Jul 19, 2009

QUERY: Ghosts of Innocence (version 2)

Click here to read the original query.

Dear Amazing Agent,

Shayla Carver, undercover agent and master assassin, has killed many times. That's what assassins do. Nothing to lose sleep over. But this mission is different; she's never killed a whole planet before.

She's seen it happen though, many years ago, when her own home burned on the orders of a young Emperor. And now she's ready, finally, to exact payment in kind from the whole rotten and murderous establishment.

Shayla has planned everything meticulously, except that she hasn't allowed for coming face to face with some of the two billion inhabitants she's about to slaughter. Ordinary people. Not the stereotyped strutting Imperials of her imagination, and not so readily dismissed as legitimate targets or collateral damage. And then there's the Emperor himself. An ordinary man with troubles and dreams of his own. Not the kind of man Shayla can picture giving such an order.

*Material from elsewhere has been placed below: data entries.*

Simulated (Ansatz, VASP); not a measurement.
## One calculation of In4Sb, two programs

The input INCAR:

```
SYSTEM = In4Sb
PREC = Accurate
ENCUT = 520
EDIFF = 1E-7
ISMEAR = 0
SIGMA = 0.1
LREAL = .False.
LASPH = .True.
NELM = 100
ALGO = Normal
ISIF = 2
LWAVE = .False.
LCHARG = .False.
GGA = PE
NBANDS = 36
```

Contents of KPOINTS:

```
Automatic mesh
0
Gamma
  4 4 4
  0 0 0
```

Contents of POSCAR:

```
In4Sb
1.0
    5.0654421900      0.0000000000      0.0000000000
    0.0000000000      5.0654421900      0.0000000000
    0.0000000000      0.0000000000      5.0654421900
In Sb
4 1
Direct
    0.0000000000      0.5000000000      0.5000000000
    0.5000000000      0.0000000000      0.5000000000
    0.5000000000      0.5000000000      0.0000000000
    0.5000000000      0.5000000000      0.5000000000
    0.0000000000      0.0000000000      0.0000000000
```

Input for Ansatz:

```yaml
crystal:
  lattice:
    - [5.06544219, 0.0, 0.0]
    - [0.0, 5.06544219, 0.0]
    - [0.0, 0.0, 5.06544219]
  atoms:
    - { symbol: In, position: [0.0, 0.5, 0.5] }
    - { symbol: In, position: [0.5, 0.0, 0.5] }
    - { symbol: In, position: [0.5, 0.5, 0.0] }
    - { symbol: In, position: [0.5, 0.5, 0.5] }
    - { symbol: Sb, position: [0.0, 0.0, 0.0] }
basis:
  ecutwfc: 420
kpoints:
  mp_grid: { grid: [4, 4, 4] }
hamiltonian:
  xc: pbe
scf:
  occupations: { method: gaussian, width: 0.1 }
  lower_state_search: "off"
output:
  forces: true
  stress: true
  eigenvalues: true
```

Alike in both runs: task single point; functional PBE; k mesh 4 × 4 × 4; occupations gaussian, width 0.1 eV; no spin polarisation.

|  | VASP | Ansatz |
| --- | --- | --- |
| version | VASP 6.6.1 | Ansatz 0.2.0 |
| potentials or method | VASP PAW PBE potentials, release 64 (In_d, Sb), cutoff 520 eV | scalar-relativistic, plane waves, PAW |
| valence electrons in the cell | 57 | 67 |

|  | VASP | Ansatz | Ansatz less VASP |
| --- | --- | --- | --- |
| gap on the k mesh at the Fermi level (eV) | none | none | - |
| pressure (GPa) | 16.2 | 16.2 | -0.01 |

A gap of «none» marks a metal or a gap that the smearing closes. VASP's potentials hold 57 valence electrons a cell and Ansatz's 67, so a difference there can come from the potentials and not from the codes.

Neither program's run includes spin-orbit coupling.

Now she's starting to lose sleep.

As she enslaves the destructive might of the Emperor's own fleet and launches the final stage of her plan, Shayla can no longer ignore the enormity of what she's doing. On the brink of success, she must choose: To complete her lifelong goal to rid humanity of a corrupt regime, or to heed her own misgivings and serve the man, her sworn enemy, that she's spent so many years pursuing.

"Ghosts of Innocence" is a science fiction novel complete at 95,000 words. I am also working on a sequel, "The Ashes of Home". Thank you for your time and consideration.


Wannabe Author


Regan Kirk said...

This query really grabbed me and I would definitely read this book.

A few comments:

1) The first paragraph is good, but I'd cut out the two sentences in the middle. It's strongest as just:

Shayla Carver, undercover agent and master assassin, has killed many times and she's never lost sleep over those she's killed. But this mission is different; she's never killed a whole planet before.

2) The tense is a little awkward at the beginning of the second paragraph. Instead of "she's seen it happen" it probably works better as "she saw it happen."

3) I think you want to clarify whether her original plan was to wipe out the entire empire in retribution, or whether the only way to get to the Emperor is to take out the whole planet. It's a little unclear why she can't just find some middle ground where she only kills a few people.

4) I'd get rid of the line "Now she's starting to lose sleep."

5) In the last paragraph, it's the man "whom" she's spent so many years pursuing, not "that." Also, check on the rules about capitalizing the first word after a colon--I don't think you're supposed to.

This really drew me in, so these are all nitpicks. Good luck!

Anica Lewis said...

Very strong! The book sounds fascinating. I especially like the end of the first paragraph.

I, too, have a list of minor-scale suggestions.

1. I'd like to see the first paragraph start with something like, Shayla Carver has killed many times. That's what assassins do. It would mean not repeating the word "assassin," and it would mean that each sentence builds on the sentence before - stronger than telling us that someone you've already called a "master assassin" has killed many times.

2. I actually like the tense at the beginning of the second paragraph, but I don't think you need "though" - and if you do use it, you want a comma before it as well as after. I'd also like the next sentence of that paragraph to skip the "and" - Now she's ready to exact payment . . . I don't think you need "in kind," either. We already know what kind of payment she's exacting.

3. In the third paragraph, I like "stereotyped strutting Imperials" but don't think you need "of her imagination" (which means you could also remove the "the" before "stereotyped").

4. In the fifth paragraph, I think it would be better after the colon to eliminate the infinitives and just say, complete her lifelong goal . . . or heed her own misgivings . . .. I also think I'd prefer "mission" to "goal."

5. I've heard that agents don't like for you to mention sequels when you're querying the first work. I can't really back that up, but it might be worth looking into before you send off the query.

Good luck!

Regan Kirk said...

I've heard the bit about agents not liking sequels to be mentioned, too, but forgot to mention it in my crit. I think the general idea is, there's no way of knowing whether a book is going to sell and you can't rely on people being willing to buy a sequel. The only book that matters is the one you're selling right now, and it needs to be able to stand alone, even if there are some things left open at the end.

Botanist said...

Thanks for your comments folks. After the many drastic revisions I've gone through over the last year or so it's a huge relief to get the sense that I've finally got something that "works" and I'm into the fine-tuning stage.

On the point about mentioning sequels, I've heard conflicting advice about that. For sure I've read that you should not try to *describe* other work, this is the project you're pitching so just stick to that. However I've also read that agents like to know that you have more in you than just this one story. They are usually looking for a long-term relationship rather than a one-shot deal, so it's supposedly a plus point to *mention* things like sequels.